The Trinitarian Debate: Some Reflections and Cautions

Ian Hamilton
First a confession, I rarely read blogs--especially Christian ones. My reason is simple; blogs are no kind of forum for engaging in thoughtful, reflective, analytical and measured theological discourse. No doubt some do it wisely, even brilliantly; most do it carelessly, a-historically and ineptly. However, I have made an exception with the explosion of blog comments and rejoinders relating to the question of eternal subordination. It is not my intention to pass any comment on the substantive issue of God the Son's eternal subordination, or otherwise, to his Father. I do, however, wish to make three, hopefully helpful comments.

First, it should be a non-negotiable rule, a canon of Christian discourse if you like, that if a brother has a concern about another brother's theology, he should first speak with him personally and certainly out of the public gaze. There may come a time when it will be necessary to make the concern public, but that should be a last resort not a first strike. It is only too easy with social media to let our fingers and not our heads rule our contributions to theological discussion. Truth matters and matters deeply. But it is only by "speaking the truth in love" (αληθευοντες δε εν αγαπη) that we grow up into Christ the head.

In no sense am I denigrating passionate debate or seeking to downgrade the importance of doctrinal accuracy. I am, however, pleading for theological debate between brothers that is courteous without being anodyne, passionate without being derogatory, Catholic spirited without being partisan.

Second, doctrines as weighty and freighted with the theological reflections of two thousand years of church history as eternal subordination is, should not be subject to proof texting from the Church Fathers or the magisterial Reformers. It is the easiest thing to cull church history and find quotes from eminent theologians that support your particular conviction. But theology has never been done in an historical vacuum and it is imperative that the historical contexts of theological debates and doctrinal formulations be properly understood--Nicea and Chalcedon being cases in point--before quotations are extrapolated and used to defend one's position. I have always found it fascinating that the Chalcedonian formulation revolves around four negative adverbs (ἀσυγχύτως ἀτρέπτως ἀδιαιρετως and ἀχωρίστως). The formulators were apparently more comfortable saying what was not true of the hypostatic union than they were saying what actually was true of the union. I am not saying that only the Academy's experts should engage in these profound discussions and that the rest of us should view theology as a spectator sport. I am saying that we need to be far more knowledgable than most of us are before we bless the church with our insights and pronouncements.

Thirdly, a healthy appreciation of two statements of Herman Bavinck in his Reformed Dogmatics should stand guard over our involvement in theological debate: "Mystery is the lifeblood of dogmatics,"1 and "The incomprehensibility of God and the unknowability of his essence...became the starting point and fundamental idea of Christian theology."2 When Paul wrote his magnificent doxology in Rom.11:33-36, he was acknowledging that God was beyond him--that he was out of his depth as he explained the "Gospel of God." When we have said all that we feel capable of saying, we left to exclaim in adoring wonder, "Oh the depths!" If our theology does not lead to doxology, it is not Christian theology.

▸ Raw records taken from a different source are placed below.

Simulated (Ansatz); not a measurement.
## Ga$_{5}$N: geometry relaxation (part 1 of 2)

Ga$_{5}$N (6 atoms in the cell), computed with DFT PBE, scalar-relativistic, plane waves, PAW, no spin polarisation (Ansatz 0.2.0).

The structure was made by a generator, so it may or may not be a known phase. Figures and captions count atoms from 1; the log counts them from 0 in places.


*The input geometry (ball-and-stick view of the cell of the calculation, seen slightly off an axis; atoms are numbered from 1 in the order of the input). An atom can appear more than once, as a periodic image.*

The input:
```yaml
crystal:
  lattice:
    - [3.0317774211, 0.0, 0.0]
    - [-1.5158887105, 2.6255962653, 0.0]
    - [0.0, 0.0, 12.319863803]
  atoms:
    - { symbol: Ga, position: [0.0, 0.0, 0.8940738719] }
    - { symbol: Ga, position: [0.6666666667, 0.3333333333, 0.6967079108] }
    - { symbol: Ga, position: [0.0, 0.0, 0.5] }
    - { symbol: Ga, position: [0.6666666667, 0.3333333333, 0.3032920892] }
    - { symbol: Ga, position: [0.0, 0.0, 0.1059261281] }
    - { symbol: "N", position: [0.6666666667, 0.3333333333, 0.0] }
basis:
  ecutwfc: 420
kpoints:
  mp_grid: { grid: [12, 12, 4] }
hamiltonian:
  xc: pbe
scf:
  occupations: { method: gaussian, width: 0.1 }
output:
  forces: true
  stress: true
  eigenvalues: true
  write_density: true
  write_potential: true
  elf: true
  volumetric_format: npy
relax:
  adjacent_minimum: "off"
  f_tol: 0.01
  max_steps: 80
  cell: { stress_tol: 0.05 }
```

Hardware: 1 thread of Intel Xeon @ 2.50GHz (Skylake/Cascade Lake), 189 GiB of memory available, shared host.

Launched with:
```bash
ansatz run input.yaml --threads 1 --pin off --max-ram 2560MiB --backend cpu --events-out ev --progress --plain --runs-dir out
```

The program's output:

Christian theology is anchored in and flows out of two foundational truths, that God is Three and yet One, and that Jesus Christ is the God-Man, one Person with two natures (which doctrine John Owen calls "the glory of the church"). Here more than anywhere we are out of our depth. "We speak," said Augustine, "only so that we may not remain silent." What we speak is to be shaped wholly, and ultimately alone, by God's infallible word. I have used the word "ultimately" to make a point. Sola scriptura does not mean, and never did mean in the Christian tradition, nuda scriptura (the view of the Jehovah Witness heresy). The Reformers who most passionately espoused sola scriptura, did so within the Christian tradition, reading and evaluating what the church in earlier generations wrote and taught. It is remarkable, for example, how often Calvin quotes Augustine in his Institutes (over 400 times).

Perhaps these are simply the musings of a social media Luddite. Maybe I need to "get with it and move with the times." Maybe. Or maybe Reformed Christians need to resist the immediacy of today's social media and rediscover the rigor and joys of theological colloquy, listening and learning, as well as pronouncing.

1. Herman Bavinck, Reformed Dogmatics, vol. 2, God and Creation, ed. John Bolt, trans. John Vriend (Grand Rapids: Baker, 2004), 29.